9.20.2005

This is the road to madness....batteries not included

I've recently finished reading The Historian (Elizabeth Kostova) and am wondering what you think of this LARGER-THAN-LIFE-RUNAWAY-BESTSELLER? Was it two million that the movie rights have sold for?

Had you received a query would you...ask for the manuscript or pass and why?

Curiously,


Publishers Marketplace reports "seven figures at auction" so it's more than one million and less than ten. Two sounds nice.

Every agent has nightmares about passing on what turns out to be the Next Big Thing. So do editors. Editors have it worse cause, when something hits, they have bosses glaring at them demanding "why didn't we buy this". Miss Snark has no performance reviews to survive but she still gets the nightmares.

Would I have passed on this? Man, I hope not. Did I see it? I'm pretty sure I didn't. I did pass on a vampire novel some years back that I still think about...it was hypnotic and lush but had no plot. Those are the ones that kill you.

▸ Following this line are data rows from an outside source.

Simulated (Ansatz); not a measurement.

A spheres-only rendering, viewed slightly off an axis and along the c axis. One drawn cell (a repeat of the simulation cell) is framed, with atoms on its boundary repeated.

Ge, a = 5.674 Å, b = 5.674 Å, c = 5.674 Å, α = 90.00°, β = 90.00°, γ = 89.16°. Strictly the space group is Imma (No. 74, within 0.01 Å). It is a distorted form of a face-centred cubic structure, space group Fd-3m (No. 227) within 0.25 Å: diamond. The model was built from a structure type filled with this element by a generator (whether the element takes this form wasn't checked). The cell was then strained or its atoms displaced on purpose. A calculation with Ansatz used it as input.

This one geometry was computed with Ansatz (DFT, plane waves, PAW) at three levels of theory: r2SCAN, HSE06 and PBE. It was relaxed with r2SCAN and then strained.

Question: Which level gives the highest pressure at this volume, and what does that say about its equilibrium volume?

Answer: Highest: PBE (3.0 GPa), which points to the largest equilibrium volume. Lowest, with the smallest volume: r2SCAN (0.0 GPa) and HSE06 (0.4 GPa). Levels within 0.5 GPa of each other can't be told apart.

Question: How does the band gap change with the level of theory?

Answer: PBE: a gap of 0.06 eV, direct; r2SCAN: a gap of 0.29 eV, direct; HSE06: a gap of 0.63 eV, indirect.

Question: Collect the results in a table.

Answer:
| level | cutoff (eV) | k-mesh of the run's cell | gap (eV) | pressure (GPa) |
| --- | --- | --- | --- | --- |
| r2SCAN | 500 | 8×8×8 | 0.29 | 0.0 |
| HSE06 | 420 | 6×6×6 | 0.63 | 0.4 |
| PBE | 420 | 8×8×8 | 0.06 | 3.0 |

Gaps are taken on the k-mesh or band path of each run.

We've talked here about what sells books: word of mouth. We've talked about reviews and the value of blurbs. Miss Snark reads things with no introduction whatsoever. No blurb, no review, no jacket copy, no flap copy, nothing, nada, zilch. Just bang, here's ten pages, is this any good.

One of the THE hardest things about taking up the agent challenge is developing an eye for quality. Then refining the eye to "will this sell" and then hardest of all "there's something wrong here, what is it and can it be fixed".

I'm sure I've passed on some books that have sold. But, I have books on my list that other people passed on as well.

What I never do is kick myself over "I could have had that". That is the road to madness and insane acquisitions cause it becomes not "is this good" or "do you love this" but "I don't want someone else to have it cause it might be good".

5 comments:

The Gambino Crime Family said...

It is weird. Why did this particular vampire novel get all the hype instead of the thousands of other vampire novels sitting in slush piles across the country? Was someone looking to create the next Anne Rice or is this actually pretty good?

Miss Snark said...

The acquiring editor, Reagan Arthur at Little, Brown, is one smart cookie. She has a knack for picking good books. Laura Miller at Salon.com thinks it's a good book, not just this season's over hyped claptrap (ie DaVinci Code).

I don't know if it's good. I haven't read it.


Oh lord, the word verification word: jturd.

Kristin said...

I read it. I think it'll make a better movie than a book, actually. It was a bit dense and slow-moving as a book but spell-binding.

occasional_anonymous said...

I've had writers come back and say "well, maybe you didn't like [my story] but I've now sold it to [x market].

Well, good. I'm happy for you.

But I still don't want it :D.

Any other attitude would drive me mad.

gnomeloaf said...

I get why it's different -- and why it is engaging but also dense.

The lushness you see in other vampire books usually has to do with the vampires themselves. In The Historian, however, it's all about the locales, the item details, the lore, and the thought processes.

In The Historian, it's sexier to be the library-frequenting research nerd than the vampire.